I got some mail after I trashed Karona, mostly from people defending her. Looking back I think I was too harsh and didn't do a good enough job of explaining why I was so disappointed. I have no problem with this card in isolation. I've heard some great things about it in multiplayer play. My unhappiness was not with the design unto itself. What I was unhappy with was that we had done such a good job of taking the two central characters from the story, Akroma, Angel of Wrath and Phage the Untouchable, and made them in to compelling and beloved cards. The card combining them should have been something worthy of combining two such favorite cards. I wanted the new card to at least be worth the sum of its parts, and it was there that I felt we fell down in the design.
The actual design came about because Brian Tinsman, the head designer for Scourge, was trying to come up for interesting cards for the end of the tribal block. Karona was made to be a fun, chaotic card to throw into your tribal deck. The design ended up on Karona because Brian felt it wanted to be a legend and Karona was one of the few options available.

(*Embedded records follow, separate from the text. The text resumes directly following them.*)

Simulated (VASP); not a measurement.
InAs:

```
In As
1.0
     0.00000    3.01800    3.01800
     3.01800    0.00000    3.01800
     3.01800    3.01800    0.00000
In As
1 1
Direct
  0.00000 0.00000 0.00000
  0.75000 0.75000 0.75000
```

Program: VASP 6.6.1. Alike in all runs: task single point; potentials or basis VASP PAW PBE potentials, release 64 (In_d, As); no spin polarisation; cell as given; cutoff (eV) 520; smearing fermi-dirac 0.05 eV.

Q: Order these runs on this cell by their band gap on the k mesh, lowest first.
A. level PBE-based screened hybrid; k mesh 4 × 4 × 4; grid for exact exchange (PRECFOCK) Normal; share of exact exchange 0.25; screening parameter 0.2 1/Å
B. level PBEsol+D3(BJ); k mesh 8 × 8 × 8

The most interesting thing I discovered while doing research for this article (yes, I actually do research) was the following line from Karona's Multiverse file. RB stands for Randy Buehler, who was then Magic Director (what Aaron Forsythe is now). The "Paul" mentioned was Paul Barclay, then Rules Manager (a post now held by my arch-nemesis Mark Gottlieb).
RB 6/12: is this the spot for us to use "Protection from everything"? (Paul has sanctioned its use, btw.)
This note comes from 2001 so you can see that we are more than willing to take a good idea and wait until the right time to use. (In addition—hint for an upcoming trivia answer.)
Question #14: What five-color card has a converted mana cost of less than five?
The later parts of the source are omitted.